Old Friends Part Ways in Willamette Valley

St. Innocent Winery and Zenith Vineyard look forward to new ventures and adventures
Jan 19, 2018

The 12-year partnership between St. Innocent Winery and Zenith Vineyard in Oregon's Willamette Valley has come to an end, but the breakup was amicable.

St. Innocent founder and winemaker Mark Vlossak and Zenith owners Tim and Kari Ramey joined efforts in 2006. Together, they built a winery on the Zenith property where Vlossak made both St. Innocent and Zenith wines, which frequently received outstanding ratings from Wine Spectator.

Vlossak and the Rameys were ready for a change. After 30 years of winemaking, Vlossak wanted to dial back on his winemaking workload and plant his own vineyard. The Rameys saw that as an opportunity for a big move and brought in Ehren Jordan as the winemaker in residence for the 2018 vintage. Jordan is the owner of Failla and former head of the winemaking team at Turley Cellars.

Jordan is moving Failla's existing Oregon operations to Zenith in a few months in preparation for his fifth crush in Willamette Valley. The Rameys will continue to sell Pinot Noir and Chardonnay from their 83-acre vineyard to more than a dozen producers.

"We were always very happy with Mark's winemaking, but I am excited to see what direction the Zenith Vineyard wines will take with Ehren," Tim Ramey says.

"We are returning to our roots" is how Vlossak describes the changes. After selling his 25 percent interest in the Zenith winemaking facility and vineyard to the Rameys, he has his own big plans. Vlossak bought a 47-acre property in the South Salem Hills and is occupied planning a new vineyard and winery facility. The new vineyard will have 15 acres of vines, 60 percent of which will be Chardonnay (Dijon clone for the nerds out there) and 40 percent Pinot Noir (777 and Pommard clones).

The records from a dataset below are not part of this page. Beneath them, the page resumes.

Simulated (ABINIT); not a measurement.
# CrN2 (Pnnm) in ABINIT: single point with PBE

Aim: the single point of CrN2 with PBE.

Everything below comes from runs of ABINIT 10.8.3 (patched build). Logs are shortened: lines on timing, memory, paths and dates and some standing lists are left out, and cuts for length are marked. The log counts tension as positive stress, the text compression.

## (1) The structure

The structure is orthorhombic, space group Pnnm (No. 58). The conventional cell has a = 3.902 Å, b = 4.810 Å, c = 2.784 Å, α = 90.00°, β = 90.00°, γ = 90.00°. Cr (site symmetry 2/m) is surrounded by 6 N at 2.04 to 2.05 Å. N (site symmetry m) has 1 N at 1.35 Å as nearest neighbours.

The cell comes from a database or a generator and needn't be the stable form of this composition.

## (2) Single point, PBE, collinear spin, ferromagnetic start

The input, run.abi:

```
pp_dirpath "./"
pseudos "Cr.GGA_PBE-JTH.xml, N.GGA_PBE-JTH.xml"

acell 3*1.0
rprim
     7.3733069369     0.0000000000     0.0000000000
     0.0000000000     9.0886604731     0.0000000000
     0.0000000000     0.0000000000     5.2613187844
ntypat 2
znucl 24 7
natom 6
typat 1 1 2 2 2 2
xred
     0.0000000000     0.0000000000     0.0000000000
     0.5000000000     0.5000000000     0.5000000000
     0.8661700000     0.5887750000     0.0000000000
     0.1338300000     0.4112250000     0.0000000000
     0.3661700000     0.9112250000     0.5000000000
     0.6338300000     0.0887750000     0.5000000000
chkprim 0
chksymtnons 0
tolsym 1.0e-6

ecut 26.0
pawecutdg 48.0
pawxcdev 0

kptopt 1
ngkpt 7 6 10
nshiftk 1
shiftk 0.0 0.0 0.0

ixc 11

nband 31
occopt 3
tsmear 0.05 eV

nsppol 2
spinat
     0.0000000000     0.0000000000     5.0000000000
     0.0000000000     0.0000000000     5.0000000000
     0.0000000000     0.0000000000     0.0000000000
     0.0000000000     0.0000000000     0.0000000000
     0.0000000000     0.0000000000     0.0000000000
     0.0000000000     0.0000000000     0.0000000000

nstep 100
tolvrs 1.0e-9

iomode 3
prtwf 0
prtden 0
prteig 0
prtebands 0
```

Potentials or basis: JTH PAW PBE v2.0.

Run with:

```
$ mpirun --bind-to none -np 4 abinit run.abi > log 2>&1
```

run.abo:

Meanwhile, over the next three years, Vlossak plans to decrease production from 10,000 cases annually to about 6,500. The new vines should come into production in 2021.

I'm looking forward to what both wineries produce. Vlossak, no doubt, will continue his impressive track record at St. Innocent, and Jordan has already shown a knack for Oregon fruit with Failla Pinot Noir Eola-Amity Hills Seven Springs Vineyard 2015 (93 points, $60.) It's an impressive wine.